2.1                            The Seller shall sell at the request and direction of the Beneficial Owner and the Buyer shall buy the Freehold Land.

2.2                            The Buyer shall on the Completion Date take an assignment of the Crown Land Lease from the Beneficial Owner.

2.3                            The Buyer shall not be required to complete the purchase of the Freehold Land until the Beneficial Owner is ready to assign the Crown Lease to the Buyer with the intent that completion of the sale of the Freehold Land shall take place simultaneously with completion of the assignment of the Crown Land Lease.

3                               Title guarantee

The Seller shall transfer the Freehold Land and shall assign the Crown Land Lease with the Title Guarantee specified in the Particulars.

4                               Purchase Price

4.1                            . The Buyer shall pay the Deposit on 15 September 2006 by direct credit or such other method as the Seller’s Solicitor may agree and if not paid by the Completion Time on such date the Seller shall be entitled in addition to any other rights to give notice at any time to terminate this Agreement.

4.2                            The Deposit shall be held as to £7,893,789 by the Seller’s Solicitor as stakeholders and as to the balance shall be paid to the Seller’s Solicitor as agents for the Seller.

4.3                            The consideration for the sale of the Freehold Land and the Crown Land Lease shall be the Purchase Price apportioned as to £102,585,000 to the Freehold Land and £2,415,000 to the Crown Land.

4.4                            The Purchase Price shall be paid  by the Buyer to the Beneficial Owner in two instalments:

4.4.1                          25% before the Completion Time on the Completion Date; and

4.4.2                          75% before the Completion Time on the Deferred Date together with interest at 6% per annum from the Completion Date until the Deferred Date.

5                               Completion

5.1                            Subject to Condition 8.3 (where applicable) and Clause 2.3 completion shall take place on the Completion Date and before the Completion Time.

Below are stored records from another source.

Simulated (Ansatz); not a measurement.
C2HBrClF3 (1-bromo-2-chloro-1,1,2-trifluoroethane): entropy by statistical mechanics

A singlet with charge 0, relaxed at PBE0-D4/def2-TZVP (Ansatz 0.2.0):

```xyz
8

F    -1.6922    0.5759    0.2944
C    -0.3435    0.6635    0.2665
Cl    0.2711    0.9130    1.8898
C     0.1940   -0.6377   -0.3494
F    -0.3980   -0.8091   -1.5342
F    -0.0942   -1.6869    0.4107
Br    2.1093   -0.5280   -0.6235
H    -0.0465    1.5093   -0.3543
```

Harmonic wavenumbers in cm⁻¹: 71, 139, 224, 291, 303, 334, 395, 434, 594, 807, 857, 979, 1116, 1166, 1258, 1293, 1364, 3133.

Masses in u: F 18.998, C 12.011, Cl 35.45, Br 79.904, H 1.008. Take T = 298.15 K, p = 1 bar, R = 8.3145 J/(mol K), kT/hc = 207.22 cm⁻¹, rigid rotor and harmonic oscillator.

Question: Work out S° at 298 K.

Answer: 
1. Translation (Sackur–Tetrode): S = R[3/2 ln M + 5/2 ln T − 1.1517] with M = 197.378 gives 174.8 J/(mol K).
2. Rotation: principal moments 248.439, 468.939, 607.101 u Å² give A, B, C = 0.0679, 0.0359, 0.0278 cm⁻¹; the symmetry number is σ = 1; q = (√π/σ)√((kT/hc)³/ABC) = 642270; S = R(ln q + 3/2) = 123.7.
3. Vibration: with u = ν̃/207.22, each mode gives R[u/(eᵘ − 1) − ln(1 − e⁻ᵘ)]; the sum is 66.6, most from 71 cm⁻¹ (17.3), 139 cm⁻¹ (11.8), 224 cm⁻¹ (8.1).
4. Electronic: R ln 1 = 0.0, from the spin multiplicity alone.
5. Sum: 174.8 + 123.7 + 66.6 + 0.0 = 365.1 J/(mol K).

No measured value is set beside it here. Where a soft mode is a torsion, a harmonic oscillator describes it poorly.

5.2                            If the money due on the Completion Date is received after the Completion Time, completion is to be treated, for the purposes of Conditions 6.3 and 7.3, as taking place on the next working day. Condition 6.1.2 shall not apply.

5.3                            If the money due on the Deferred Date is received after the Completion Time, completion is to be treated, for the purposes of Condition 7.3, as taking place on the next working day. Condition 6.1.2 shall not apply.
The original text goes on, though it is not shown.